Showing posts with label photography. Show all posts
Showing posts with label photography. Show all posts

Wednesday, August 22, 2012

Snapshots in My Memory


It used to be a photographer’s worst nightmare, back before everyone carried a cell phone and every cell phone included a camera. That perfect, once-in-a-lifetime picture looms before you—and you’ve left your camera at home.

The first time this happened to me, I couldn’t have been more than 10 years old. My parents had given me their old Brownie box camera (Anyone else remember these?), and I’d taken some pictures I’m proud of to this day. But this particular day my camera was sitting at home on a shelf.

The spring had been, not unlike most Illinois springs, rather erratic, with cold temperatures giving way to warm temperatures in early March, then reverting to cold temperatures and snow flurries later in the month. As I was walking home from school, I passed an ancient tree with gnarled roots radiating in all directions. The wind suddenly picked up and whirled a mix of snow and brown leaves out from between two of them to reveal, hidden among the remaining leaves and snow, a small clump of violets in bloom.

I could do nothing but try to remember it—like a snapshot in my memory.

Several years later, I was in a car with my parents, riding through the countryside between Flora and Olney in Southern Illinois, and there was the perfect sliver of a moon high in the sky long before sunset, like a fleck of gold floating in a turquoise eye—a snapshot in my memory.

Nearly grown, I was on horseback in the Fox River bottoms near Olney. It’s a wild area. Parts of it look like humankind has never walked there. But most of it is laced with trails like the one I rode this warm autumn day, and small pockets of crops are planted in open places to take advantage of the rich, loamy soil. I was riding past one of these when a red-winged blackbird glided down onto a full, golden head of wheat and balanced there, wings outstretched, for long seconds—a snapshot in my memory.

When I was a young mother living in the Kiamichi Mountains of Southeastern Oklahoma, I woke one night to find my bedroom glowing with silvery light. I rolled over and peeked out the window to find a full moon high in a sky covered with puffy clouds that looked like lily pads. They were reflecting the moon’s light so completely that the dirt road leading to our house looked like a stream of molten silver—a snapshot in my memory.

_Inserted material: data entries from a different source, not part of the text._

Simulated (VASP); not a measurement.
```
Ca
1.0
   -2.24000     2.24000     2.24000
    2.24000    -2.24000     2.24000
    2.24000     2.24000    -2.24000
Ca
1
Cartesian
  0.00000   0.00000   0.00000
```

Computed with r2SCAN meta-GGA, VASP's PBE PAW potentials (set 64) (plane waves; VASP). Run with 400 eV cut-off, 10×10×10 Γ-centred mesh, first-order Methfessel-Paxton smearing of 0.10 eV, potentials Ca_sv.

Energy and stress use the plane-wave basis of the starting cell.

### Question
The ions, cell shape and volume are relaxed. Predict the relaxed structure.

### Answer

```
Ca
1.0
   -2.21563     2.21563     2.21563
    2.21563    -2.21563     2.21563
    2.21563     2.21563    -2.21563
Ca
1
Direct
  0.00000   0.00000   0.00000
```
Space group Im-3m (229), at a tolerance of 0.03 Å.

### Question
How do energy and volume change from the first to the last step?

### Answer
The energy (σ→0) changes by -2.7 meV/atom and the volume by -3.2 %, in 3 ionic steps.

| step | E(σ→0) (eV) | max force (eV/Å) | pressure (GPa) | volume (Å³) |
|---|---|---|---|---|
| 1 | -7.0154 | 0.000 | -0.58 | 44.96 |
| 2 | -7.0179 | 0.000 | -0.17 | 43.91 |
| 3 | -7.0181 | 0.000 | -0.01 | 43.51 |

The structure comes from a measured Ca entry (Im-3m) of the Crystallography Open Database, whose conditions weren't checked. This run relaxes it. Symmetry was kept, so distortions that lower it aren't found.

I was visiting my sister on the plains of Nebraska one summer when her husband called from the airbase to tell us to go to shelter because a severe storm was on the way. As we left her mobile home, I looked across the prairie to see a perfect anvil-shaped cloud preceding the storm front, grumbling thunder and dropping bolts of lightning as it approached—a snapshot in my memory.

My kids grew up in a little town south of Champaign, Illinois. I used to take evening walks past a small, picturesque grove. One evening, mist curled around the trunks of the trees and the air was filled with fireflies. Crouched in the mist, surrounded by fireflies, was a wild rabbit—still as death and poised to flee—a snapshot in my memory.

I’ve seen double and triple rainbows—even an upside-down rainbow once. I didn’t have my camera. I’ve seen sundogs and “the new moon hanging from a star,” and I didn’t have my camera. I’ve seen comets that swept the sky—one with a double tail—and I didn’t have my camera. I’ve seen brilliant sunsets, fiery dawns, bursts of lightning in pink and green that came down from the clouds and up from the earth and met in the middle—and I didn’t have my camera.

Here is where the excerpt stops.